Convicts turn a new leaf

(Gazette Photo by Rebeca Oliveira) (from left) Inmate George Graham, Department of Corrections Sgt. Richard Henderson, Superintendent Tanja Grey and inmate Jason Conroy stand outside the Boston Pre-Release Center on Sept. 21.

By Rebeca Oliveira and Benjamin Colb

Four days a week in the Emerald Necklace—the 1,100-acre chain of parks connecting Jamaica Plain to Brookline and the Back Bay—two crews of eight convicts from the Boston Pre-Release Center on Morton Street do landscaping and horticultural work.

The Emerald Necklace Maintenance Collaborative (ENMC) program provides work experience to a select group of well-behaved convicts toward the end of their sentences.

“We decided to join [the program] to help the community and get a skill,” George Graham, one of the men in the program, told the Gazette in an interview at the Morton Street facility.

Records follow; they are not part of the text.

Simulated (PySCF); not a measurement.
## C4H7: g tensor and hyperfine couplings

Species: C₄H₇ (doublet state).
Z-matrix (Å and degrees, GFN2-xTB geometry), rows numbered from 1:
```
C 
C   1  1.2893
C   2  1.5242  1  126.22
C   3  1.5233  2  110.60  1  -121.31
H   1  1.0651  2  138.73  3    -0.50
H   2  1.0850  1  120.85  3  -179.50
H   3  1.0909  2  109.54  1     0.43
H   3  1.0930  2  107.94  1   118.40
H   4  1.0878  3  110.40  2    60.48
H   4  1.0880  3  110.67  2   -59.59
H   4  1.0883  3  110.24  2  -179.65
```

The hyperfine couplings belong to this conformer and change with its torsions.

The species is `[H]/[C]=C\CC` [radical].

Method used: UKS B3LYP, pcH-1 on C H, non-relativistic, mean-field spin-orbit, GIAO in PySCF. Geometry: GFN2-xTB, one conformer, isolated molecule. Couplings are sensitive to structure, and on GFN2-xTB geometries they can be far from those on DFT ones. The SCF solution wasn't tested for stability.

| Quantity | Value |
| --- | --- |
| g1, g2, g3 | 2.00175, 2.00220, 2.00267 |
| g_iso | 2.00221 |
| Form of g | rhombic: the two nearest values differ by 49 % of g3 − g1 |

“The gentlemen who are doing time in this facility are pretty close to rejoining the community,” Tanja Gray, superintendent of the Boston Pre-Release Center, said in that same interview. “They get to this spot because they’ve worked to get to this spot.”

ENMC’s senior project manager, Ray Oladapo-Johnson, said, “for each of the convicts… a panel will decide, ‘John Doe is well-behaved, wants to learn,’ etc.,” before being trained in the landscaping profession.

These convicts hopefully will pursue landscaping once released, Johnson said.

“They are trained professionally,” he said, “with a master gardening curriculum and hands-on maintenance.”

Graham, who did work with hazardous materials before incarceration, wants to use his new skills for future employment. Many jobs require environmental cleanup that would no longer need to be hired out, he explained.

Some convicts, like Jason Conroy, just want to keep private gardens.

“I told my mom we were going to plant an organic garden. That’ll make her happy,” Conroy said during the Gazette’s visit.

The convicts’ working hours are standard. They arrive at a park early in the morning and leave in the afternoon, four to five days a week. On Wednesdays, they study horticulture in a classroom setting.

When either of the two crews is at work, an officer is present at the site, and he conducts inspections of all prisoners before and after work.

“He always makes sure nothing gets in and nothing comes out,” Johnson said. Throughout the duration of this program, no incident involving an unruly convict has taken place.

“I enjoy it because of the guys that work…These are two of the hardest working guys I’ve seen,” Department of Corrections (DOC) Sgt. Richard Henderson said of Graham and Conroy.

“This is a very successful collaboration,” Gray said. “It gets the men out in nature and people who use the parks are very grateful.”

“In the wintertime, entrances are blocked off and we clear them. People appreciate that. That’s a good feeling,” Graham said.

“A lot of people tell us that the parks look great, especially Jamaica Pond,” Conroy said.

Early in the tenure of the program, ENMC received financial support largely from the Robbins deBeaumont Foundation, a non-profit organization founded in 1992 for philanthropic purposes.

Last year, the financial services company State Street Corporation offered financial support to the ENMC.

Initially, one crew took part in the program, but a few years ago the Massachusetts DOC requested that the program coordinators assemble another crew of convicts, offering their support in the form of vocational training expenses.